Saturday, April 13, 2013

Rewriting and Rewriting

www.betterstorytelling.net
By Keith N Fisher

I finished rewriting my first book this week. It’s called The Trophy, and it’s the story about a young girl who gets drawn into what appears to be a dangerous world and discovers the answers to hard questions. Considering I originally wrote it in the nineties, I’m a much better writer now. This wasn’t the first rewrite for this particular book, however, so it wasn’t as bad as it could’ve been. It was originally written for the national market, but I turned it into LDS fiction during one of those rewrites.

This time, I took the LDS elements out and rewrote it into the national market. I fixed errors, and showed more feelings and motivations. I also added exposition in places where the plot wasn’t clear. I found errors had slipped into the text during all those rewrites. They glared at me this time through.

As the story progressed, I had to go back and see what I’d written before in order to make it consistent. I found errors had slipped in during this rewrite, so I will be bringing it to critique group, then as always, I’ll need some beta readers.

When I finished, I went back to another of my first books and started a rewrite. This one, however, has edited, but never rewritten. It’s harder, because I can’t edit what I wrote before. This one has to be rewritten from scratch. Unlike starting a new book, I know exactly where the plot is going I know the beginning from the end and I’m writing a new book.

Rewrites can be fun but they humble the writer. It’s not just craft and structure errors. Its bad writing and you wonder if the story is best buried. This book frightens me, though. You might remember me telling you about it before in this blog. I wrote the story from an idea that came to me, beginning to end, during a church meeting when my daughter was a baby.

Now as I revisit what I wrote then, I wonder if I ought to just leave it in the drawer. While writing using the old manuscript as notes, I found a scene that actually happened in my daughter’s life. I even had the names right. Now, As I said, I wrote that when she was a baby.

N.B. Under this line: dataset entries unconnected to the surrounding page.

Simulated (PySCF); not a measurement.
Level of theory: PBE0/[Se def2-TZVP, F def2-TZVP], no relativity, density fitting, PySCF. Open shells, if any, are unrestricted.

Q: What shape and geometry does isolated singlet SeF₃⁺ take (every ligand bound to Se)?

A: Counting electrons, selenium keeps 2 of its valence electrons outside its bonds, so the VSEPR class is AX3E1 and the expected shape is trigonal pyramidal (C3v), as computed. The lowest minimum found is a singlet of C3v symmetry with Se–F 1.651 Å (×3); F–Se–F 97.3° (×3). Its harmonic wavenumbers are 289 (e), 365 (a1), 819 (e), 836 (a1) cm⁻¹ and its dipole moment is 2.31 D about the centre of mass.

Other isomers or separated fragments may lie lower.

It’s my Stranger than Fiction, experience and it freaks me out. It’s not the only similarity either. Did I condemn my daughter to live the life I wrote? The story is full of the main character going astray with life changing experiences. Everything works out eventually, but I really don’t want my daughter to go through all that. Maybe I should rewrite the story so that the protagonist avoids the bad stuff?

Maybe I should revisit another book I wrote. The protagonists were boys, and I don’t have a son.